So lo and behold,
that friend of yours has returned from foreign shores to spend her summer back in the States. You served her and her family a proper proud-to-be-an-American welcome back dinner of burgers and dogs, cold salads and even colder beer (can't find that in London, now can one?). For dessert, your friend let you in on a marvelous secret that a friend of hers from Suffolk uses: To make a cake, just weigh your eggs, then weigh out the same of flour, sugar and butter."
"It works," she swears. "You want one tiny little cake, you use one egg. You need to make fifty fairy cakes
[Editor's note: For non-Nigella fans, this is what they call cupcakes in the UK] for the kids' birthday, you use five or six eggs."
Um, but what about rising ingredients?
"Use self-rising flour."
So you tried it (even the self-rising flour, which you normally eschew). And it worked. Three eggs seem to be just the right size for a loaf of "pound" cake, which, according to all the baking references that you read but never actually cook from, is so called because originally, one pound of each ingredient was used in the making.
You added blueberries, because at this very moment, they are insanely good and insanely cheap, and you had to find something to do with at least a portion of four pints you just bought before they got moldy. And here it is:
Blueberry Lemon Pound Cake
3 large eggs, approx. 7 ounces total
Approximately 7 ounces each of self-rising flour, white sugar, and softened, unsalted butter.
Grated zest of 1 lemon
½ tsp vanilla
1 ½ cups blueberries, rinsed
Preheat oven to 350 degrees
1) Weigh eggs (in their shell) on a food scale (the one you bought when you went on Weight Watchers for the sixth time) to determine exact weight. Weigh out the same amount of flour, sugar and butter.

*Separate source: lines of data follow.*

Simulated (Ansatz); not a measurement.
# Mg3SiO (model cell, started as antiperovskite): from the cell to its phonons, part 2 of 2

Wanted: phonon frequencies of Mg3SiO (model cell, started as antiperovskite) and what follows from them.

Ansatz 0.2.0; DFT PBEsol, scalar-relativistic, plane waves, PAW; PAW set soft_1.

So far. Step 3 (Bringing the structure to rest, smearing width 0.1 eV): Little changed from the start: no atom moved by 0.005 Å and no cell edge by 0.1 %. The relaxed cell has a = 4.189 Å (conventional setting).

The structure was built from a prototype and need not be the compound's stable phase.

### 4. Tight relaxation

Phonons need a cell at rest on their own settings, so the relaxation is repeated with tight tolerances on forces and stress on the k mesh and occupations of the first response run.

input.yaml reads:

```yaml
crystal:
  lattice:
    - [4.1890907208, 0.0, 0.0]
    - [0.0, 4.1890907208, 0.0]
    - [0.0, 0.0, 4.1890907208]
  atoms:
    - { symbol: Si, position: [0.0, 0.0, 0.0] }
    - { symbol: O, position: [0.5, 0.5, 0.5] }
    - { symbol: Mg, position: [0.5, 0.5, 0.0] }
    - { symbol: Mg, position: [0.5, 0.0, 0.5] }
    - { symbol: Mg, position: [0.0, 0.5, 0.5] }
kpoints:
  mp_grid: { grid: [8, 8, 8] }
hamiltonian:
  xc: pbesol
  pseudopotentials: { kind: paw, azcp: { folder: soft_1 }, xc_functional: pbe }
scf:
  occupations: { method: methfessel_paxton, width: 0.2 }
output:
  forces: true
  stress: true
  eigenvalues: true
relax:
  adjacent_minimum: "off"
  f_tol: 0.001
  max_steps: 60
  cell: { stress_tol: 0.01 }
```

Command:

2) In a large mixing bowl, using a strong hand mixer set on medium high, cream together the sugar, butter and grated zest, until mixture is very light and fluffy.
3) With mixer still on medium high, add eggs (without their shells, of course) and vanilla and beat in until mixture is smooth and light-yellow in color.
4) Reduce mixture speed to medium low, and mix in flour in one addition.
5) Using a spatula, fold in blueberries, then scrape batter into a greased-and-floured 9-inch loaf pan.
6) Bake for 1 hour and 10 minutes, or until a toothpick inserted into the center comes out clean.
Makes one 9-inch loaf, plus highly lick-worthy beaters and bowl. Of course, if you're wise and listen to precautions about salmonella and raw eggs, you don't believe in licking the beaters anymore. Then again, one can now get salmonella poisoning by eating tomatoes and other vegetables, so there are those who believe that if one's gonna go, one should at least die happy. Your choice.